Russia plans to significantly reduce oil exports in June — shipments from western ports Primorsk, Ust-Luga, and Novorossiysk could fall from 2.5 million barrels per day to 1.7 million, meaning a reduction of approximately 800 thousand barrels per day. This is reported by Reuters citing industry and trading sources.
Official version: repairs and fuel shortage
Vice Premier Alexander Novak explained the drop in production by "unscheduled repairs" at refineries and promised that processing would increase after their completion. Moscow's logic: less oil for export — more for the domestic market to avoid fuel shortages within the country.
This partially aligns with OPEC+ commitments: Russia was supposed to cut production since the beginning of the year.
What was left out
Reuters in parallel reports notes something different: Ukrainian drones are systematically striking all three ports mentioned in the reduction forecast. According to the agency's calculations, the attacks have blocked at least 40% of Russia's export capacity — approximately 2 million barrels per day, including Primorsk, Ust-Luga, and the Druzhba pipeline.
"All oil facilities are essentially part of Russia's military-industrial complex and ensure budget revenues that go toward the war against Ukraine."
Major General Yevhen Khmara, SBU
President Zelensky stated in early spring that strikes on Ust-Luga disabled approximately 60% of its export capacity. According to him, Ukraine will stop attacking Russian energy infrastructure if Moscow stops striking Ukrainian facilities.
Why this matters beyond the oil market
- Oil and gas revenues form approximately a quarter of Russia's budget, which finances the war.
- Export reductions face simultaneous pressure from below: sanctions, G7 price caps, and falling global oil prices.
- Moscow compensates for some losses by redirecting flows — in particular, increasing shipments through Ust-Luga and Novorossiysk when Primorsk goes down after attacks.

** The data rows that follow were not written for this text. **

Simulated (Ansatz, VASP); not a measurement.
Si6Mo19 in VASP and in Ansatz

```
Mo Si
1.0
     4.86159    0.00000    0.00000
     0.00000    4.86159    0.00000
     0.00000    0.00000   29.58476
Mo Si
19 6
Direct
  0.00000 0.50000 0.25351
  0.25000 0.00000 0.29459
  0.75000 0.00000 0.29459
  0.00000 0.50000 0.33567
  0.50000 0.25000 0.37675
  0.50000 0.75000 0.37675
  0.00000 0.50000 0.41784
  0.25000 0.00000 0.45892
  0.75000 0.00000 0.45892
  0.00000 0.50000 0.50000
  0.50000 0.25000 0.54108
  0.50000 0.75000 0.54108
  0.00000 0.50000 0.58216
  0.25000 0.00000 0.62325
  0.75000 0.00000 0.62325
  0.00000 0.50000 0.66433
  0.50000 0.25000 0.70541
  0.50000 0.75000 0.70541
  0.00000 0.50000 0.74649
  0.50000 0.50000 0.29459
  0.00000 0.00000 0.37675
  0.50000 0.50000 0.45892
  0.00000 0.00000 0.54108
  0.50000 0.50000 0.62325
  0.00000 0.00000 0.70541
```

The difference between "we're reducing for repairs" and "we're reducing because ports are burning" is not semantic: the first is a controlled process, the second is a structural vulnerability. If Ukraine maintains the pace of strikes on port infrastructure through the end of summer, the question will not be whether Russia fulfills OPEC+ quotas, but whether it can physically load tankers in the required volume at all.